The flight itself was splendid. As Grissom became the first American to directly view the Earth from space, he marveled at his home planet. “The view through the window became quite spectacular as the horizon came into view,” he said in his flight report. “The sight was truly breathtaking. The Earth was very bright, the sky was black, and the curvature of the Earth was quite prominent.”
After landing in the water with a “mild jolt,” Grissom was ready to press ahead with the final stage of his mission. “I felt that I was in good condition at this point and started to prepare myself for egress,” he said. Before firing the hatch, Grissom was supposed to wait for a rescue helicopter to fly over, hook into the lifting loop on top of the capsule, and raise it out of the water. Once clear, he was to remove the cap from the detonator, pull the safety pin, and activate the firing mechanism. Then he could step onto the sill of the hatch, climb into a horse collar lowered from the helicopter, and be pulled to safety without ever getting wet.

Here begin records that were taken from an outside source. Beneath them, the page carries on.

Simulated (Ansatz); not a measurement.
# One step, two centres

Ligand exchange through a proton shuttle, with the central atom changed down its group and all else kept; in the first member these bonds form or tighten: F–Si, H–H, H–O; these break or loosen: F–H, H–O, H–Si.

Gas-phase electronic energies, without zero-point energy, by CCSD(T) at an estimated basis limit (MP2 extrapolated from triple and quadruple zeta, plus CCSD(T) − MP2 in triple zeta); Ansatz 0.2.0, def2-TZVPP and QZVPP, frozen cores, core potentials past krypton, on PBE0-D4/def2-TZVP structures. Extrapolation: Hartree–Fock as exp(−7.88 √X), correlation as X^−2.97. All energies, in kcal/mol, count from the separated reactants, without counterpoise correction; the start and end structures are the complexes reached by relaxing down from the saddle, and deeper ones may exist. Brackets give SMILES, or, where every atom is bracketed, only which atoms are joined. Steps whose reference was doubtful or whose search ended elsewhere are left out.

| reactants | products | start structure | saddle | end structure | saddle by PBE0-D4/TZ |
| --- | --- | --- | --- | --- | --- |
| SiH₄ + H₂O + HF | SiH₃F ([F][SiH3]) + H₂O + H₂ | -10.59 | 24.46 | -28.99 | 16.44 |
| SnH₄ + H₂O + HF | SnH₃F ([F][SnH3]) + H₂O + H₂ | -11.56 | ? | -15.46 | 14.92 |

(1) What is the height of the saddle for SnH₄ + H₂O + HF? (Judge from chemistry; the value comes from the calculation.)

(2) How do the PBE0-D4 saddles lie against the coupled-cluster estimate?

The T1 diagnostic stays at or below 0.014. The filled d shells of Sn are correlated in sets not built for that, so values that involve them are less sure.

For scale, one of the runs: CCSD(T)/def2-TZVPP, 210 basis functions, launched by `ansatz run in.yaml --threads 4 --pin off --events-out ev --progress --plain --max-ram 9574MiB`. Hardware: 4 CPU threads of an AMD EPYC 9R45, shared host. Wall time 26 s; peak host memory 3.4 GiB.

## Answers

Grissom didn’t wait for the helicopter to arrive and hook the capsule, however. As the spacecraft bobbed in four-foot seas, he removed the cap from the detonator and pulled the safety pin. He did not push the plunger, which required five pounds of force to depress, but a few moments later, the hatch blew anyway. In the book We Seven (based on firsthand accounts of the Mercury program from the astronauts), Grissom wrote, “The plunger that detonates the bolts is so far out of the way that I would have to reach for it on purpose to hit it. This I did not do.”